ICL - Intel Codec Library for BigData provides compression and decompression library for Apache Hadoop/Spark to make use of the acceleration hardware for compression/decompression.
Big data analytics are commonly performed on large data sets that are moved within a Hadoop/Spark cluster containing high-volume, industry-standard servers. A significant amount of time and network bandwidth can be saved when the data is compressed before it is passed between servers, as long as the compression/ decompression operations are efficient and require negligible CPU cycles. This is possible with the hardware-based compression delivered by Intel acceleration hardware such as FPGA/QAT etc, which is easy to integrate into existing systems and networks using the available Intel drivers and patches.

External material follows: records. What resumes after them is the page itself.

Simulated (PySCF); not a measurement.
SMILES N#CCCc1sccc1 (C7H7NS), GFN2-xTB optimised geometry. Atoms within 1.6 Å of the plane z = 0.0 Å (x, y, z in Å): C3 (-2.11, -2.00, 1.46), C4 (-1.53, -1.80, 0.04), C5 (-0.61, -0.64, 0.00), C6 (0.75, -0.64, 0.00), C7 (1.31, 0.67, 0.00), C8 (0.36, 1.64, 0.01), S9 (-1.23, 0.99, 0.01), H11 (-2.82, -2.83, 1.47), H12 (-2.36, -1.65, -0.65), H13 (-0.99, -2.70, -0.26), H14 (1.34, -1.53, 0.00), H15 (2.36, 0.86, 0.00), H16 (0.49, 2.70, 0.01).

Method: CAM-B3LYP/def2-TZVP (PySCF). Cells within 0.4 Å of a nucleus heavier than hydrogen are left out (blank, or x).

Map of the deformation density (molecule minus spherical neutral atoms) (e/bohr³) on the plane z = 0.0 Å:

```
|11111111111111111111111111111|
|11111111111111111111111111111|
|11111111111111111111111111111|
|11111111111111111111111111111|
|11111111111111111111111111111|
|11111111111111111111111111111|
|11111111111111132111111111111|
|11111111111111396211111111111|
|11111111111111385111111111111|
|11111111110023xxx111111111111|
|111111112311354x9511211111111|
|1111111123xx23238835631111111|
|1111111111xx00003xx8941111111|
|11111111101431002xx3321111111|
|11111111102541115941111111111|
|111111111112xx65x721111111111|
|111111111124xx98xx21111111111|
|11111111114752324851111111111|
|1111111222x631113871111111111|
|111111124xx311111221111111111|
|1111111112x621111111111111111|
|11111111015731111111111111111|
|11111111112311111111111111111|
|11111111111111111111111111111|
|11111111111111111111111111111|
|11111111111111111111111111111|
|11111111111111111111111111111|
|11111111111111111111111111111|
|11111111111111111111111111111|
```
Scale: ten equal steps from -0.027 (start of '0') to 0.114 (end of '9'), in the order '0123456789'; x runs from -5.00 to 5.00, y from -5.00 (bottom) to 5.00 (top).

https://github.com/Intel-bigdata/IntelCodecLibrary
This option assumes that you have installed maven in your build machine. Also assumed to have java installed and set JAVA_HOME
Run the following command for building IntelCompressionCodec.jar and libIntelCompressionCodec.so
mvn clean install
Native code building will be skipped in Windows machine as Intel Compression Codec native code can not be build in Windows.
When you run the build in Linux os, native code will be build automatically when run the above command.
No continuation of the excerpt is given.